California has long sought to be at the forefront of a cleaner environment and cleaner energy standards. Although Bakersfield was the site of some of America’s earliest oil production at the beginning of the 20th century, more recently, California has worked to dramatically reduce smog and CO2 levels through strict emissions requirements and, more recently, a carbon “cap and trade” program. The state’s clean energy goals for the future were similarly ambitious. By 2030, California aims to get half of its energy from renewable sources. Getting there will most likely require significant innovations in renewable energy technology, especially batteries and other types of energy storage, especially now that the state is fully committed to closing Diablo Canyon, its last nuclear plant in operation.
In an announcement on Thursday, California’s Public Utilities Commission (CPUC) voted to allow the state’s primary utility company, the Pacific Gas and Electric Company (PG&E), to close the Diablo Canyon plant in 2025. One of the CPUC commissioners described the vote as a move “away from the era of nuclear power and toward the era of zero-carbon renewable energy.”
Diablo Canyon’s closure had expected for more than a year. In June, 2016, PG&E announced that it would close the plant when its operating permits expired in 2025. The closure was part of a joint agreement between environmental groups, labor groups, and the utility.
Closing the plant will have a significant effect on the California utility market. The Diablo Canyon plant produces about 8 percent of the state’s electricity. The closure of the plant comes as state regulators are increasingly pressuring utility companies to move away from natural gas generation in favor of a combination of solar and wind power and battery storage.
The Diablo Canyon closure will come at an already difficult time in California’s utility market. An additional order approved on Thursday requires PG&E to change how it supplies power during periods of peak demand. Presently, PG&E purchases power from three natural gas generators when it needs to boost capacity. The CPUC ordered the utility company to solicit bids for energy storage and approved green generation methods, specifying that these resources must be online early enough to ensure that contracts with the gas generators will not be renewed for 2019.
In part, this is an attempt to make use of the recent surge in the supply of solar power in California. The state’s overall generation last fall, the most recent period for which data is available, increased by 9.5 percent over 2016 and much of this increase was the result of more solar panels. California has more installed solar generation capacity than any other state.
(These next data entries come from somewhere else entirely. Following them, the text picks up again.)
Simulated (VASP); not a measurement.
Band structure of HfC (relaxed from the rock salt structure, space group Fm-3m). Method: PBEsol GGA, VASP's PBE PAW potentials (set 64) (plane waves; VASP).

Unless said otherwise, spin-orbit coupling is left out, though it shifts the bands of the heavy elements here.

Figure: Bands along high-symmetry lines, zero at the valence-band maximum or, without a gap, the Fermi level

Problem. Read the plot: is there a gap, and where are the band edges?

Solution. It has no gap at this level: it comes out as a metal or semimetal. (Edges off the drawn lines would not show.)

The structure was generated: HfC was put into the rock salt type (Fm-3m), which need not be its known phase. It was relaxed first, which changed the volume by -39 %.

Whether this will be enough to push the state to its ambitious carbon reduction goals is another question. As renewable energy skeptics frequently point out, renewable energy sources like solar and wind are inconsistent means of generation. Even though California’s often sunny weather gives solar a boost, the panels do not produce any electricity at night.
In an attempt to mitigate this, California utilities have been building large amounts of energy storage. Last year, state utilities built 332 MW of batteries, up from only 200 megawatts in 2015. This storage capacity comes as renewables jumped from 11 percent of the state’s electricity supply to 25 percent in a decade. Solar power provides about 15 percent of the state’s electricity.
At the same time, the three natural gas generators slated to be closed provide necessary extra capacity for the state. The Metcalf Energy Center, for example, has sufficient capacity to power roughly 454,000 homes, more than exist in San Jose. Under the current plan, this plant would be closed.
Right now, two energy storage facilities are under construction in the state and a third, built with batteries designed and produced by Tesla, is already in operation. All told, the three storage facilities will add 77.5 MW of storage capacity to the grid. These facilities are being used by other California utility companies. PG&E, meanwhile, presented six energy storage contracts totaling 165 megawatts (MW) to the CPUC for its approval in early December. Despite the build up, battery storage capacities are dwarfed by production capacity of the natural gas generating stations they are intended to replace. The Metcalf Energy Center can produce more than 600 MW, meaning that many more of these storage facilities will be required to pick up the slack as the natural gas plants close.
The closing of the Diablo Canyon nuclear power plant only highlights the engineering challenges of California’s legally mandated transition to green energy and shows how much of this transition rests on the strength of battery technology.